Four Economic Issues to Watch in the Second Half of 2017
So far, 2017 has proven to be largely a year of more of the same for the global economy. Sure, there have been some major developments over the first six months of this year, but the overall performance of the global economy so far this year has been in line with that of previous years. Some economies have had a better start to the year than expected, most notably China and Europe, both of which had been expected to experience slight slowdowns this year, but instead have seen growth rates tick slightly upwards. In contrast, economies such as the United States and India performed a little worse than expected in the early part of this year, although both of these economies are expected to strengthen in the months ahead. One things that is certain, and that was expected, was that politics would play a major role in the direction of the global economy in 2017 and this has proven to be the case, a trend that will certainly continue in the second half of the year. As such, the outlook for the second half of 2017 remains mixed, with many variables in play that can shift the direction of the economy in the coming months. Here are four variables to watch in the second half of the year.
Global Uncertainty: One thing that is certain is that the level of uncertainty facing many of the world’s leading economies is as high now as it has been in recent years. For example, while consumer confidence levels are relatively high in most major economies, business and investor confidence levels have been mixed, particularly in key economies such as the United States and China, as well as in many of the world’s largest emerging markets. Much of this uncertainty stems from politics, as the dramatic shifts in economic policy in the US and elsewhere have spooked businesses and investors, leading to hesitation in terms of investing and spending by many businesses and investors until the political climate stabilizes. Furthermore, rising risks levels in many key economies (such as China’s rising debt levels or Europe’s fragile banking sector) are also adding to the level of uncertainty facing businesses and investors in the second half of this year.
Growth Ceilings: Overall, the global economy is not picking up as much steam as had been hoped for this year. After five years of global economic growth of around just 3% per year, it is clear that the global economy is finding it more difficult to generate the levels of growth that it did prior to the global financial crisis. Much of this is the result of the fact that growth ceilings, the factors that cap a country’s sustainable level of economic growth, have fallen significantly over the past decade. For example, the growth ceiling in the United States in the 1990s was around 4%-4.5%, but today has fallen to no more than 2.5%-3.0%, with the US failing to achieve an annual rate of economic growth of more than 3% in each of the past eleven years, the longest such stretch of sluggish growth in US history. In Europe, the growth ceiling is closer to 2.0%-2.5%, a level at which the European economy is bumping up against right now. Japan’s growth ceiling is even lower, at around 1.0%-1.5%, due largely to its demographic constraints. Meanwhile, the growth ceilings in many emerging markets have fallen significantly in recent years, most notably in China, where declining working-age population growth and falling export competitiveness have combined to bring an end to the days of double-digit GDP growth rates.

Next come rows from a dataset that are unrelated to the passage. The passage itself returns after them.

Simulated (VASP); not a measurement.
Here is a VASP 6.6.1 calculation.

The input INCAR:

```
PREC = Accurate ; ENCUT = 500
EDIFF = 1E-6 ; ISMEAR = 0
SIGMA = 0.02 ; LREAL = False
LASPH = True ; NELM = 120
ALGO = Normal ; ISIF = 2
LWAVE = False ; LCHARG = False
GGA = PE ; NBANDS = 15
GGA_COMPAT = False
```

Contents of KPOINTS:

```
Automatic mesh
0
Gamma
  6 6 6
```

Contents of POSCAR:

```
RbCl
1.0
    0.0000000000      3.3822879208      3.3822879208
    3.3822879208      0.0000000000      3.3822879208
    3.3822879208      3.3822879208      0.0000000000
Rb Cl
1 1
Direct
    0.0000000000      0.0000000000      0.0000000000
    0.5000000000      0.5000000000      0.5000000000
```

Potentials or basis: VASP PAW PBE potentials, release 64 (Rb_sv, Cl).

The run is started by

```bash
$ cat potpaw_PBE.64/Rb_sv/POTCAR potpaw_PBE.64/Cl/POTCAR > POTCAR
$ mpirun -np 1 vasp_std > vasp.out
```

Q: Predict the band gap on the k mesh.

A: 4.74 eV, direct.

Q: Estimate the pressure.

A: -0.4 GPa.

The Threat of Protectionism: While the threat of protectionism has risen sharply over the past year, many of the protectionism-related fears held by businesses and investors did not materialize over the first six months of this year. However, the threat of protectionism continues to loom large and is casting a giant shadow over the global economy in the second half of 2017. Much of this protectionism is emanating from the country that has been the champion of free trade and investment over the past 75 years, the United States. With the Trump Administration continuing to threaten to implement protectionist policies such as the scrapping of NAFTA or the imposition of sanctions on countries perceived to be breaking global trade rules, the world’s largest economy will be a source of concern for many businesses and investors. Meanwhile, the threat of trade wars is likely to continue to rise in many areas of the world as protectionism proves to be popular with electorates in many countries. This is placing many economies at risk, most notably those economies that are dependent upon exports for much of their growth. As such, protectionism will remain a major threat to the health of the global economy in the coming months, and could result in lower rates of growth in many areas of the world.
Commodity Prices: Despite the expectations of many economists, commodity prices have barely risen over the first six months of this year, as a number of factors such as oversupply and weaker-than-expected demand have combined to hold down the prices of many important commodities. This has been a key factor in the struggles of many economies this year, particularly those emerging markets that remain dependent upon commodity exports for much of their growth. A good example of this is the oil sector, as oil prices are currently more than 10% lower than they were at the start of the year, despite the fact that OPEC and many non-OPEC oil-producing countries have cut their oil output this year in a bid to raise the price of oil. Similarly, many other natural resource prices have failed to rise as expected this year. The same holds true for food prices, which in many cases are significantly lower now than they were last year. All of this is combining to remove what had been the key source of growth for many of the world’s leading emerging markets, including economies such as Brazil and Russia. As a result, growth rates in these economies will remain well below their potential, reducing growth opportunities for businesses and investors around the world.